Chapter 9. Message Digests

In this chapter, we're going to look at the API that implements the ability to create and verify message digests. The ability to create a message digest is one of the standard engines provided by the Sun default security provider. You can therefore reasonably expect every Java implementation to create message digests.

Message digests are the simplest of the standard engines that compose the security provider architecture, so they provide a good starting point in our examination of those engines. In addition, message digests provide the first link in creating and verifying a digital signature--the most important goal of the provider architecture. However, message digests are useful entities in their own right, since a message digest can verify that data has not been tampered with--up to a point. As we'll see, there are certain limitations on the security of a message digest that is transmitted along with the data it represents.

Message digests are implemented through a single class:

public abstract class MessageDigest extends MessageDigestSpi: Implement operations to create and verify a message digest.

In Java 1.1, there is no MessageDigestSpi class, and the MessageDigest class simply extends Object. That difference is important only if you want to implement your own message digest class, which we'll do later in the chapter.

Like all engines in the Java security package, the MessageDigest class (java.security.MessageDigest) is an abstract class; it defines an interface that all message digests must have, but the implementation details of a particular message digest class are hidden in the private classes that accompany a security provider. This allows a developer to use the message digest class without knowing the details of a message digest implementation by operating on the public methods of the message digest class, and it allows providers of a security package to implement their own message digests by implementing the abstract methods of the class. We'll examine the message class from the perspectives of both developer and implementor in this chapter.

9.1. Using the Message Digest Class

For a developer who wants to operate on a message digest, the first step is to obtain an instance of the message digest class. Since the message digest class is abstract, this cannot be done directly; instead, the developer must use one of these methods:

public static MessageDigest getInstance(String algorithm)
public static MessageDigest getInstance(String algorithm, String provider): Return an instance of the message digest class that implements the given algorithm. In the first case, the security providers are searched in order following the process we outlined in Chapter 8, "Security Providers"; otherwise, only the given provider is searched. Valid names for the default Sun security provider are SHA, SHA-1, and MD5. If no provider can be found that implements the given algorithm, a NoSuchAlgorithmException is thrown. If the named provider cannot be found, a NoSuchProviderException is thrown.

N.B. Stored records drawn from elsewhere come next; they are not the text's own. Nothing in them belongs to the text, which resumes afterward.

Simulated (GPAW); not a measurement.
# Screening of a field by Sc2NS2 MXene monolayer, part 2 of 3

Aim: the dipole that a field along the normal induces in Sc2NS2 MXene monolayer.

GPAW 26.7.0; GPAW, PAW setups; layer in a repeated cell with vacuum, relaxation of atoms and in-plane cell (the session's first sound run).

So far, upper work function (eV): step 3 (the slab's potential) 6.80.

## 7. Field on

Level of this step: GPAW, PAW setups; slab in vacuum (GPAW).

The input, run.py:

Once a message digest object has been obtained, the developer can operate on that object with these methods:

public void update(byte input)

public void update(byte[] input)

public void update(byte[] input, int offset, int length)

Add the specified data to the digest. The first of these methods adds a single byte to the data, the second adds the entire array of bytes, and the third adds only the specified subset of the array of data.

These methods may be called in any order and any number of times to add the desired data to the digest. Consecutive calls to these methods append data to the internal accumulation of data over which the digest will be calculated.

public byte[] digest()

public byte[] digest(byte[] input)

Compute the message digest on the accumulated data (optionally adding the specified data before performing the computation). The resulting digest is returned as a byte array. Once a digest has been calculated, the internal state of the algorithm is reset, so that the object may be reused at this point to create a new message digest.

public int digest(byte[] output, int offset, int len)

Compute the message digest on the accumulated data and place the answer into the provided array, starting at the given offset and copying at most len bytes. Most implementations do not return a partial digest, so if the amount of space in the buffer (taking into account its offset) is not sufficient to store the digest, a DigestException is thrown. This method returns the size of the digest.

public static boolean isEqual(byte digestA[], byte digestB[])

Compare two digests for equality. Two digests are considered equal only if each byte in the first digest is exactly equal to each byte in the second digest and the digests are the same length.

public void reset()

Reset the digest object by discarding all accumulated data and resetting the algorithm that is used to implement the digest. This is equivalent to creating a new instance of the object. In addition, this method throws away any information that the toString() method would have printed (see below).

public final String getAlgorithm()

Return the string representing the algorithm name (e.g., SHA).

public String toString()

A string representation of a digest by default contains the name of the class implementing the digest, the words "Message Digest," and the bytes that were returned by a previous call to the digest() method. If the digest() method has not been called, or if the reset() method has been called, then "<incomplete>" is printed instead of the digest. An example string looks like:

Class Definition

sun.security.provider.SHA Message Digest \
		<0a808982fee54fd74a86aae72eff7991328ff32b>

public Object clone() throws CloneNotSupportedException

Return a clone of the object. Message digest implementations need to implement the clone() method because some internal operations on the digest object require a call to the digest() method, which resets the digest. These operations are typically done on a clone of the object so that the state of the original object is not changed.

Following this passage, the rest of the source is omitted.